21. The Uruguay Round will also influence world price stability through the tariffication process. As tariffication has the effect on prices in all countries to be more responsive to changes in world market conditions, the magnitude of world market price changes needed to absorb supply or demand shocks is likely to be reduced. While most agricultural tariffs are now bound, countries may apply lower tariffs at any time. Where non-tariff measures were replaced by tariffs, use of that clause would also make imports responsive to changes in world prices. Further more, as improved information systems are in place to monitor harvests on a global basis, market surprises, such as the effect of cereal purchases by the former USSR in 1972, are less likely to happen.
22. On the other hand, most producers will respond to the world price change in the same way. These responses would be more elastic when producers involved deeper in global market economy, even though the synchronisation of responses may be mitigated by the offsetting effect of erratic production fluctuations in various countries. The supply elasticity change would lead to price fluctuation bigger. The well-known cobweb model (figure 2) illustrates this effect. When the world supply curve become more elastic and shift from S 0 to S 1, price fluctuation will change from P0, P1, P2, … to P0, P1', P2'… Thus it would become bigger and the duration of it would be longer.
23. The demand curve shift to a more elastic one would have the opposite effect of mitigating the price fluctuation (As shown by the cobweb illustration). Over all, the total effect of trade liberalisation is ambiguous, but it may make price fluctuations worse or at least prolong them when the change of production elasticity is bigger than that of demand elasticity.

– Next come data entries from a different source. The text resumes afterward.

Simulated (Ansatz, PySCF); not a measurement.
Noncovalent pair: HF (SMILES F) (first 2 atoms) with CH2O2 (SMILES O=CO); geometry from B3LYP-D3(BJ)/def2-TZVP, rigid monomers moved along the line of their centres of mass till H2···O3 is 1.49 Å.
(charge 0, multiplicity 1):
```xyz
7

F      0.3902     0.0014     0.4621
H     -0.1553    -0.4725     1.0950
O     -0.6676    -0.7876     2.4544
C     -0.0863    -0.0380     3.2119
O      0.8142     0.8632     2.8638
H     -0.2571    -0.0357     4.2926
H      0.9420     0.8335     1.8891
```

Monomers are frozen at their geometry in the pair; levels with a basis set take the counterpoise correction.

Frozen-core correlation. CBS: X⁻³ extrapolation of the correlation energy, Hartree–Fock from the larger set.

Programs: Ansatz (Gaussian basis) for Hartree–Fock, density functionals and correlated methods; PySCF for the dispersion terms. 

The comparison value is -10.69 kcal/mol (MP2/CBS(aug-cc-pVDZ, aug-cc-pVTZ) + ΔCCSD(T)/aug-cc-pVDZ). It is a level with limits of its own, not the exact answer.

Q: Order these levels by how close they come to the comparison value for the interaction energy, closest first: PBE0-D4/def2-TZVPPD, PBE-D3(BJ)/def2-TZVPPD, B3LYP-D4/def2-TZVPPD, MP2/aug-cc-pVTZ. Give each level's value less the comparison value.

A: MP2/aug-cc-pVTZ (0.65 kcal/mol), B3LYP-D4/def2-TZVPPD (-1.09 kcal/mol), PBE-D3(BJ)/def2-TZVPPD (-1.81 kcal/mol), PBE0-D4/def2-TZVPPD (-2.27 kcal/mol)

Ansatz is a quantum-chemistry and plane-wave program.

24. Another way in which the Uruguay Round could influence the extent of world price instability is through changed incentives for stockholding. The reduction in market intervention, particularly by exporters, makes it less likely that government stocks will accumulate in the same way in the future as seen in the past and thus the size of global stocks may fall. With reduced global stocks, the world is less able to buffer adjustments of consumption to changes in production. Even though the substitution of private for public stocks could make the some contribution to stability, on balance price stability may deteriorate for cereals and for some livestock products because of the stockholding effect.
IV. Contribution of a rule-based and stable trade system to
25. For countries dependent on agricultural trade, either as exporter or importers, the prospects for global trade growth is the link between trade and income growth. If greater trade volumes or particular trade regimes lead to higher incomes or faster growth, then agricultural exporters will benefit from a more buoyant demand, while agricultural importers will more easily be able to finance food import bills. A more stable general trade regime should also increase food security of agricultural traders by diminishing fears that arbitrary trade policies might lead to disruption of foreign exchange earnings and a fall in purchasing power with respect to food imports.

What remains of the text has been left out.